Dan Kennedy, from Massachusetts, was drawn to music as a young child, especially classical music. In his words: “When I was very little my mom put on Stravinsky’s ‘Firebird Suite’ and that made an enormous impact on me — the orchestral sound and the variety of musical colors that I could almost see.” He eventually went on to obtain a Bachelor of Music degree at Oberlin Conservatory, in Oberlin, Ohio, where he studied both classical music and jazz piano. He was also a regular performer of improvised piano music at the “Cat in the Cream Coffeehouse,” a student-run performance and meeting place at Oberlin. After graduation, Dan moved to Boston, where he then earned a Master of Music degree (pianos and keyboards) from The New England Conservatory of Music.
He was also inspired early on to compose his own music. In his own words: “I also was always inventing. Composing was very natural to me and I was fortunate to have teachers who were willing to listen to what I was coming up with and encourage me….I took composition lessons from Michael Gandolfi, a highly respected composer who taught me a valuable lesson when he told me to write using my own voice and to block out every other voice or influence.”
In the late 1980’s, Windham Hill piano artists George Winston and Scott Cossu caught Dan’s attention and his creative fires were stoked even more. “I was surprised when I heard George Winston because his music already seemed familiar to me and his success in the marketplace was encouraging.”
Since those early days, Dan has performed throughout New England and across the country and has been awarded numerous grants from the Massachusetts Cultural Council. Currently, his music can be heard on over 200 radio stations around the world, including SiriusXM Satellite Radio and, of course, GAIA Prime Radio. His first recording, “Lantern,” was produced by legendary acoustic guitarist and multiple Grammy Award winner Will Ackerman at Imaginary Road Studios in Vermont.
His music easily reflects jazz, classical, contemporary instrumental, and pop influences, and artfully expresses his own emotions and reactions to life experiences. In his words: “I feel my music is based on pure emotions. That’s what a composer does. They take all of their experiences and feelings, and pour them into their music with the hope that the listener feels the emotional intensity and is affected by it. I really want the listener to get something out of the music whether it is peace, happiness, inspiration, serenity or soul-stirring change.”
Dan’s most recent album, “Bloom Road,” features a widely diverse mix of piano solos and ensemble pieces (with Dan on keyboards). It is definitely NOT an album that could be criticized as lacking variety! Nearly all of the tracks are original compositions, with one exception — the final track is a well-crafted, stylish, and powerful solo piano version of The 1975 hit, “Who Loves You” by The Four Seasons.
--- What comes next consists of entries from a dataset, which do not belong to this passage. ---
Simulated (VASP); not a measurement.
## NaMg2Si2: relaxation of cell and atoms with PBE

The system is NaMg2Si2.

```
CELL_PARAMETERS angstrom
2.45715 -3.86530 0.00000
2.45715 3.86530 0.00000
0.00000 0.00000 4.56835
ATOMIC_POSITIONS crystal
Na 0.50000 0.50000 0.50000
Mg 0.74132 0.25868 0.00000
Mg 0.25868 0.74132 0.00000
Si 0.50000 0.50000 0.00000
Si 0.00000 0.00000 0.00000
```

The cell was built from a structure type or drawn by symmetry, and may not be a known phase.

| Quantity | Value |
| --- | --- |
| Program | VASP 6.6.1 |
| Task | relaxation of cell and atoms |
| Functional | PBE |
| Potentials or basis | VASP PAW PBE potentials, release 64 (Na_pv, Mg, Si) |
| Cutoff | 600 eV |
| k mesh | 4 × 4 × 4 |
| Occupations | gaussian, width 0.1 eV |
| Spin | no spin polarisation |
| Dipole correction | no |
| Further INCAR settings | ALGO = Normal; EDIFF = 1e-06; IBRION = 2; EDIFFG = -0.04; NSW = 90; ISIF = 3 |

Dan is accompanied on “Bloom Road” by various guest artists, including Charles Neville (of the Neville Brothers) on tenor sax, David Rose (formerly of Painted Raven) on Native American flute, and session musician Greg Loughman on bass.
The opening track, “Moonrise,” is a down-tempo, ethereal, mysterious, reflective, and peaceful duet for Native American flute and keyboards (mostly electronic, with some light acoustic toward the end.) Dan says that he chose this track to begin the recording “to let people know right off there will be a variety of styles of music on the album.” He goes on to say: “…And there are so many songs about a sunset, I thought, why not one about a moonrise?”
The title track, which is one of our particular favorites, is similar to the opening track, but with elements contributed by a wide range of instrumentation, not the least of which is Charles Neville on saxophone. David Rose also accompanies on the Native American flute. The result is a complex, layered, haunting, and stylish piano and Native American flute duet, with elements of classical, jazz, and New Age interwoven throughout. Nicely done!
Two other tracks, which are also ensemble pieces, and probably the most creative and distinctive tracks on the album, go in a completely different direction and unabashedly showcase Dan’s jazz influences. “Pop Top,” as the title implies, is a lively, powerful, up-tempo, cheerful, spirited, and “saxophone” and “keyboard” infused groove piece with Neville and Loughman accompanying Kennedy. “Torrent,” which Dan describes as: “a sort of late Miles Davis fusion sound, noisy, like a downpour rain-storm or a raging stream,” is an airy, fast moving, and complex work, featuring heavier synthesizer, and powerful jazz piano, saxophone, and rhythmic percussion that is very reminiscent of some of early days of jazz infused New Age music. It certainly leaves the listener wanting more.
“Sweet Rain, ” which celebrates “the end of a drought,” again features Native American flute as the lead voice, along with piano, synthesizer, drums, bass, and various thunderstorm related sound effects. At times, it also has a similar “smooth jazz” influenced vibe and is also one of our favorites. It even begins with a scratchy record album sound.
“Dulcimer in C Minor” is part of an ongoing series of piano solos Dan has composed intending to mimic the sound and style of music played on a hammer dulcimer. Dan notes that the inspiration for the song was an elderly man he saw dancing by The Thames river in London, with complete abandon, while playing a dulcimer. It is a lively, energetic, bouncy, and cheerful, piano work with clear dulcimer-like background rhythms, and occasional classical and jazz inspired phrasing.
Four other tracks on the album present a compelling collection of creative, distinctive, melodic, expressive, and heartfelt piano solos that easily stand on their own without any need for accompaniment. Another of our particular favorites, “Prayer For Janet” (soulful, mournful) was written as support “for a friend in distress,” and is simply outstanding. Beautiful Day With You” has a light, positive, cheerful, romantic, and energized feel with elements somewhat reminiscent of a classical harpsichord, and at times an “improvisational” piano quality. “Heaven” (slow, haunting) is made memorable by some particularly clever phrasing, and is also one of our particular favorites. “Falling” (darker and more somber) is infused with a contemplative, roaming, searching, dreading, and fearful tone, perhaps expressing reaction to some of life’s more painful experiences.
“A Moment,” which is perhaps the best track on the album, has a style similar to “Dulcimer in C Minor,” but is more melodic, with exquisite piano layered over light synthesizer and strings. Simply beautiful!
In summary, “Bloom Road” is an outstanding album that takes the listener down many diverse musical roads – and with a lot of emotional highs and lows. It would definitely make a nice addition to any contemporary instrumental music collection. For these reasons, we recommend it highly.